In order to conduct legal research effectively, a lawyer should have a working knowledge of . . .the process of devising and implementing a coherent and effective research design. – MacCrate Report

 

7.1 Learning Objectives

In working through this chapter, students should strive to be able to:

Describe the steps of the research process.

Assess which research techniques are best utilized at each step of the process.

Understand the recursive nature of the research process.

Describe techniques a researcher can employ when faced with too much or too little information.


7.2 Essential Steps of the Research Process

So far in this text we have discussed primary and secondary sources of American law and techniques for locating them in print and online environments. Now we will turn our attention to how to integrate those discrete techniques into a larger process to guide us in our research. The steps for researching most legal problems will follow a logical progression:

Familiarize yourself with the specifics of the legal problem.

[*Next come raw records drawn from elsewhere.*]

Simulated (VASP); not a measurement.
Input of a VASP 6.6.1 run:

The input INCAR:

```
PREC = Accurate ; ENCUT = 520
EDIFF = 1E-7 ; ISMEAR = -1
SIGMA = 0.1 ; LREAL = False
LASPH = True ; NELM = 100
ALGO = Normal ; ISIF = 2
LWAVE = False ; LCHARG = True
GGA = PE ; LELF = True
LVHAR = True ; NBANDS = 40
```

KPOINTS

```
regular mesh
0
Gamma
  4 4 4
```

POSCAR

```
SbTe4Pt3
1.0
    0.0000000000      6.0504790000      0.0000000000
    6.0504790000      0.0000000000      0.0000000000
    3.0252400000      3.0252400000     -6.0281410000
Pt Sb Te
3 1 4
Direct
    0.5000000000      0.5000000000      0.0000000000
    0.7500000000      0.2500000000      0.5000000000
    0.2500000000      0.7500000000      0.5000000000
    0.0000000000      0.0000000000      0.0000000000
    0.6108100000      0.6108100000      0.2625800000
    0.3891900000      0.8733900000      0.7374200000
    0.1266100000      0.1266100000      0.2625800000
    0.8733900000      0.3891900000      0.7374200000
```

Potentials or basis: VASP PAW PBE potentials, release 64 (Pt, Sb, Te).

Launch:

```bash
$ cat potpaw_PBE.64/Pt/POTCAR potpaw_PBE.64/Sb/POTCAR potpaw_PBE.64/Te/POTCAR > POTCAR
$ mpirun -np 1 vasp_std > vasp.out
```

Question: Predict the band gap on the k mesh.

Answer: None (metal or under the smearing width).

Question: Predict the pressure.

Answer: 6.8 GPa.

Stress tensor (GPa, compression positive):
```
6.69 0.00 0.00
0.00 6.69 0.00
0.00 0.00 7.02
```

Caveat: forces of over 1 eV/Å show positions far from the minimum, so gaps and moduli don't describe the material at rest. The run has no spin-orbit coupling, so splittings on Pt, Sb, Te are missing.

Define the scope of the research.

Construct search queries.

Gather primary authorities.

Analyze and update primary authorities.

Let us look at each step in turn and explore the most efficient techniques, or combination thereof, that the researcher can use at each step of the process. At the end of the chapter, we will address some common concerns that researchers have once they have begun the research process.

7.2.1 Familiarize Yourself with the Legal Problem

Legal research does not exist in a vacuum. Lawyers engage in research to answer a question of law about a specific problem. The researcher must know intimately the facts of that underlying problem, as this is essential to being able to judge what legal authorities will apply to it.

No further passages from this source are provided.